Media people hate the accusation that they deny work to ethnic minority actors as a matter of course. ITV executives said they were "shocked and appalled," by the boast of Brian True-May, the creator of Midsomer Murders that he wanted to keep them out of his "last bastion of Englishness". They required him to resign, but their outrage was synthetic. True-May could not take casting decisions alone. In any case, the black exclusion zone does not just cover Midsomer but virtually all historical dramas along with Miss Marple, Poirot, Kingdom, Doc Martin and, as we have seen, Lewis. The middlebrow hits that draw audiences of 8 million, and whose makers sell them overseas as representations of "quintessential Englishness" are all white, except for the subordinate roles. Commissioning editors might say that they cannot hire ethnic minority actors for historical dramas — although the RSC and National Theatre have practised colour-blind casting for years — but how can they justify excluding them from contemporary stories?
When True-May's superiors continued that his sentiments were "absolutely not shared by anyone at ITV," they inadvertently provided an explanation. The dominant culture in broadcasting is not True-May's creepy notions of Englishness but an unthinking liberalism that combines political correctness with a colour bar. They love the ethnic minorities in theory, but don't give them work in practice.
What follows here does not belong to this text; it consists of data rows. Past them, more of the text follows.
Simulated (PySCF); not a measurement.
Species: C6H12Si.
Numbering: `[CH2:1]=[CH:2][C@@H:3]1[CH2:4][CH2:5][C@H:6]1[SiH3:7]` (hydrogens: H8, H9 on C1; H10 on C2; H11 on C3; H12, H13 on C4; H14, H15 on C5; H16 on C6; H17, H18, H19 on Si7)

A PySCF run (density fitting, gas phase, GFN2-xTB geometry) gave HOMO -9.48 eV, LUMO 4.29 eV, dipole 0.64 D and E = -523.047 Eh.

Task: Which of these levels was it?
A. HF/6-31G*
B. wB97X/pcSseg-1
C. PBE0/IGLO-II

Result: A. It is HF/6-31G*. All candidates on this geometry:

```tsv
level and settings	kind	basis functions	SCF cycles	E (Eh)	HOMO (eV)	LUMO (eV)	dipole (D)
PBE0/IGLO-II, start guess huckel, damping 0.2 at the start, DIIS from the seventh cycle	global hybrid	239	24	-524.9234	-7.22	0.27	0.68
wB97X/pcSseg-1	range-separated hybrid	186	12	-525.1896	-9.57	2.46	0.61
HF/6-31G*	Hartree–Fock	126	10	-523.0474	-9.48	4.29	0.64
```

I cannot imagine a British television writer producing a script in which a black police officer made a false accusation against a white colleague to settle a score, or writing a comedy about the hypersensitivity on matters racial in the workplace. Nor can I imagine a thriller in which the murderer was a black man, unless, of course, white racism pushed him to kill. Producers do not think that they are denying black or Asian actors work as villains or as any other tainted character. They think, when they think about it all, which I am sure is not often, that they are combating racism by refusing to use plot lines that might appeal to prejudice, real or imagined.